Turkey’s Ethnic Azeris Yearn for Their Armenian Homeland

Author: Emre Topalgökçeli

26.05.17

The black, century-old grand piano in retired lawyer llhan Güven Günal’s Istanbul apartment sits like a living memorial, evoking tales of sorrow, nostalgia and lives changed forever.   

It has traveled nearly 1,700 kilometers – first, over rugged mountains into eastern Turkey from the town of Gyumri, in modern-day Armenia, and, finally, on to Istanbul.

Its story is rooted in events often overlooked today.

In 1922, the Soviet Union gained control of Gyumri from post-Ottoman Turkey’s military forces. To escape conflict with armed Armenians, Günal said, his family, like other of the town’s ethnic Azeris, fled to neighboring Turkey, settling in Kars, less than 100 kilometers from Gyumri.

They took the piano with them. “This is my mother’s dowry,” the 70-something Günal recounted. “While they were escaping . . . they loaded the piano onto a camel and brought it to Kars, just because it was her dowry.” 

“Can you imagine that they could not leave the piano, just because it was the dowry?” he continued, smiling. “Sometimes I said, only half joking, ‘Mom, at least you should have brought an end-blown flute [an instrument common in Turkey -- ed].’"

 Little research exists online about the experiences of these Azeri refugees from Gyumri, but their experiences live on in the tales of their Turkish descendants.

“'We came, hoping to go back one day,’” my grandfather always said,” recollected journalist Zergün Çapan, a contemporary of Günal, as she sat before a collection of family photos in her Istanbul apartment. “They buried the key of the house in the garden. They hid their jewels under the baseboard, saying that, sooner or later, they would return."

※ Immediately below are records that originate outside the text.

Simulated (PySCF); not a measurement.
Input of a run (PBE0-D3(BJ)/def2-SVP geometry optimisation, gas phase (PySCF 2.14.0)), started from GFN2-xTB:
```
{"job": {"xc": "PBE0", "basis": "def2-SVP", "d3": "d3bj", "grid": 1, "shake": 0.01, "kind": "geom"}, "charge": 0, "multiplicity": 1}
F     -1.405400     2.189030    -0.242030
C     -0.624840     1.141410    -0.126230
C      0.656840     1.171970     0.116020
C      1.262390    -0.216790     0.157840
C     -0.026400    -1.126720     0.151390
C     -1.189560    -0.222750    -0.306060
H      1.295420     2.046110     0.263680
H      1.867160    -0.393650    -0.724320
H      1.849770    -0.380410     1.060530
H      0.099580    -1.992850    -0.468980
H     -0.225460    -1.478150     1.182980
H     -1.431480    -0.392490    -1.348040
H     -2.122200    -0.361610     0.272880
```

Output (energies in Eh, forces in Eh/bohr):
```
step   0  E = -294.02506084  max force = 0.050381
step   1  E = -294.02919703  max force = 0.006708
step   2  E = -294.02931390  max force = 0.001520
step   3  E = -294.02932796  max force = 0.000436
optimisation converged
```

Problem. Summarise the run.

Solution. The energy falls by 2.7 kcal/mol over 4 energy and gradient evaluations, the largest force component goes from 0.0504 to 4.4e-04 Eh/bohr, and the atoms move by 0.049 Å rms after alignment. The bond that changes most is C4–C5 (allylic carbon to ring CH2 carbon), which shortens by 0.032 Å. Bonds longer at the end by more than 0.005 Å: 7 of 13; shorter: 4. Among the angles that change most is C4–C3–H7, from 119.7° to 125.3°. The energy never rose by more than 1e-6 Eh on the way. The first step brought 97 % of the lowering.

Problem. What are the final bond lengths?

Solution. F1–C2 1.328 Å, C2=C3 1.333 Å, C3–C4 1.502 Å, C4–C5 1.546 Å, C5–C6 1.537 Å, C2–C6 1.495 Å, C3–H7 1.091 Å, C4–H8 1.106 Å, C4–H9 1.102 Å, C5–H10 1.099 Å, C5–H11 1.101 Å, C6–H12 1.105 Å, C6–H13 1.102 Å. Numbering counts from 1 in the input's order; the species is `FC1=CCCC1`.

Her family, she claimed, later had the chance to move to the US, but chose to stay in Kars, close to their Gyumri home.

"Sometimes we went to the frontier villages and watched the lights of houses on the USSR’s side,” she remembered. “We got excited. My family knew the streets and even the location of each fountain in Gyumri by heart.  [They were] longing for their motherland throughout their life. They lived in hope of going back."

They never did. In Kars, Çapan’s grandparents worked in the fields, harvesting crops. Often hungry, they initially struggled to make ends meet. 

“[T]hey did not know any trade,” said Çapan. “They were not farmers. They bought and sold wheat, but they failed.”

Their former bourgeois life became like a dream.  Photos showed “pianos, a French teacher” in their Gyumri home; a residence Çapan’s grandmother came to remember as “a palace.”

"In order not to upset us, [my parents] acted as if they were happy and had a good life. And they had so many occupations in Kars that they hardly had time to worry about themselves,” Çapan explained. “But at night, after we slept, they always talked secretly. Sometimes, my mother was crying. Those nights, my brothers were sleeping, but I was not. Most of what I tell you now is all that is left in my memory from those nights."

Çapan’s grandfather and father, however, tried to build other memories as well.

"My grandfather always gathered the children in the neighborhood and told them Azerbaijani [fairy] tales. Almost every morning, my father read [aloud] poems by Azerbaijani poets,” the journalist said. 

The family also tuned into a static-filled Soviet radio program called “Baku Talking, The Community Listening.” The program took precedence over the youngsters’ preferred music broadcasts.

But music also came from Azerbaijan.  “Traders sometimes brought records from Azerbaijan. We immediately bought them and listened."

Günal’s mother, Mahiza, made Azeri folk music and folklore part of his upbringing as well.

“She had a good voice and played the piano well. She said 'Play Terekeme, play Sheikh Shamil for me.’ I played, she danced.” 

That musical ability enabled Günal to work his way through university in Istanbul.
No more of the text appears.